A car is a car is a car

Sometimes, cars don’t live up to their names. Sometimes they do, unfortunately

July 16, 2014 06:26 pm | Updated 06:26 pm IST - chennai:

Funny Cars are for wonder, even envy, anything but laughter. Here Funny Car icon John Force performs a burnout in his Castrol GTX High Mileage Ford Mustang at the recently-concluded Summit Racing Equipment NHRA Nationals at Ohio

Funny Cars are for wonder, even envy, anything but laughter. Here Funny Car icon John Force performs a burnout in his Castrol GTX High Mileage Ford Mustang at the recently-concluded Summit Racing Equipment NHRA Nationals at Ohio

Specifications for Funny Cars hardly sound funny. Machines in the Funny Cars class of the National Hot Rod Association, which promotes organised drag racing in the United States and Canada, are allowed V8 engines, a displacement of around eight litres and an output of around 8,000 hp. Pretty much delivering a hurricane, Funny Cars may evoke wonder. Probably envy in someone driving a midget car with a three-cylinder engine — that’s me. But they are not made to raise a laugh.

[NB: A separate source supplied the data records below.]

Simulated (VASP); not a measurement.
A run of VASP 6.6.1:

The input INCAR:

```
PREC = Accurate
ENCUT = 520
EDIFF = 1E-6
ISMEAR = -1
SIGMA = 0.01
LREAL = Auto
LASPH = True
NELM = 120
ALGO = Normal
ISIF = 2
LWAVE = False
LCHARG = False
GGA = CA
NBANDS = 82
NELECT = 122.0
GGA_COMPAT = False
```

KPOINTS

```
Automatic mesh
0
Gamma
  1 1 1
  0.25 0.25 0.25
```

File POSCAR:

These machines, which put on fake bodies carefully crafted to capture the look of any of the popular marques of their times, began to be called ‘funny cars’ in the 1960s because they were the automobile equivalent of any animal with longer hind legs. Placed a bit up the chassis, the rear wheels of a Funny Car contrasted with those of a stock car. And the rear tyres of a Funny Car were bigger. Performance, not humour, was the objective of these measures.

Stepping back from such specifics and taking in the overall picture, these cars don’t strike you as funny. Some of the machines in the Sudha Cars Museum in Hyderabad are more deserving of the ‘funny cars’ tag. With functional cars and bikes resembling vegetables, sports equipment (including a football and a cricket ball), stationery items and a caboodle of other everyday things, they are whacky, a term aptly given to them by the man behind the museum, K. Sudhakar, who designs vehicles of this nature as a hobby.

The museum, which has been written about widely, is just a digression and this column is about the naming game. About cars that have not lived up to their names or tags. About cars that have, unfortunately. And about cars that have been curiously named.

Among examples readily springing to mind is Endurance, which rolled out of Coventry. This car, hailed as an improvement on the Benz around the time it was going to see the light, lasted just two years, from 1899 to 1901.

There is another car brand that was snuffed out in its infancy; but, this time, it was the case of a car living up to its name. Dewcar proved to be as transient as dew, having a run (1913 to 1914) even shorter than Endurance’s.

This unfortunately-named car belonged to a class called ‘cycle cars’, which were lightweight, economical vehicles that lay somewhere between a motorcycle and a car in terms of design, comfort and pricing. Their main attraction was the price. Cycle cars were blown out of the market when the big car manufacturers began to offer models that were easier on the wallet.

Talking about cycle cars, there was one that justified its name. Economic, in production between 1919 and 1922, was an object lesson in frugality. In the eagerness to cut costs, it was denied a windscreen, a factor that made the Economic look very different from most other cars of its times.

Moving on to the subject of cars with striking names, my amazement at how the Goliath brand of cars and three-wheeler trucks got their name, is boundless. I wonder how the name was chosen especially because it is common knowledge how a gentleman by that name fared in a single combat. But, in my opinion, Goliath, a German brand, had a decent run, doing well as long as it lasted.

Probably the best in the class of funnily named cars, is one that was named ‘One Of The Best’. It would have been more palatable if the car manufacturer had arrogantly named the machine ‘The Best’ and spared us such a long-winding modest name. Just imagine calling a car showroom with “Can I test drive One-Of-The-Best this Sunday?” There are indications that ‘One Of The Best’ lasted less than a year. The man behind this British car is reported to have been in the business of making jacks before being taken captive by the desire to produce ‘one of the best’ machines in automobile history.

The automobile field is overrun with machines whose names were thought up in a hurry, but I will stop with just one more. Esculapeus. Anyone with a taste for Chaucerian poetry will have encountered Esculapeus, a physician, on the pages of The Canterbury Tales.  It was a small car made only for doctors, a fact advertised by a space in the car designed specially for their bags. Are you surprised Esculapeus the car died a premature death, lasting just one summer?